Definition - What does Tube Hole mean?
A tube hole refers to holes or pitting seen on industrial pipes such as those made from materials like copper and steel. This phenomenon is extremely difficult to prevent, but there are a few corrosion prevention techniques to mitigate this problem.
The perforation of the tube or pipes results from pitting corrosion brought on by leakage of water and other elements.
Corrosionpedia explains Tube Hole
Copper piping is projected to last more than two decades, but damage and failure can take place even within two years' time due to the chemistry of the water and other elements that pass through it.

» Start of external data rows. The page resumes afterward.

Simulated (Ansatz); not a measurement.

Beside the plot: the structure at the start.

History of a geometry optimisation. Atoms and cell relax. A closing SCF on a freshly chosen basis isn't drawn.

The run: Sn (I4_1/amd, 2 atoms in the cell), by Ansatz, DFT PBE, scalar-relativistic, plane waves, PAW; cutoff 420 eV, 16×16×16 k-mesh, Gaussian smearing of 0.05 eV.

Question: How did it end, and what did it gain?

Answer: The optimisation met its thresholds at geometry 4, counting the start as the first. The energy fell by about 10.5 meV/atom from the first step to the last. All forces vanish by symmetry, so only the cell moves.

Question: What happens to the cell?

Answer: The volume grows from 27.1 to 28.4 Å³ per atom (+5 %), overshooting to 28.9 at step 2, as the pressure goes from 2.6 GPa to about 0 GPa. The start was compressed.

There are many types of corrosion, but pitting, leading to tube holes, is most likely to happen in copper piping or tubes. This is usually initiated on the inner surface, affecting the rest of the tube. This can also begin on other metal surfaces as well, for reasons including:
- Combination of high pH and low chlorine
- Extreme use of highly corrosive fluxes
- Water softeners, aggressive water
- Compounds containing aluminum
- Presence of chloramines (combined ammonia and chlorine)
- Poor workmanship
Tube holes can be repaired by using external solder or by replacing a section of the tube. Coating the interior surface with epoxy can also help, or in extreme cases replumbing may be necessary.
Although tube holes can be repaired or eliminated, it is better to prevent them through regular examination of piping. Signs of leaks like greenish-blue stains can be indicators of tube holes.
It is also advised to test the water pH and all other elements passing through the tube to prevent the occurrence of tube holes brought on by pitting corrosion.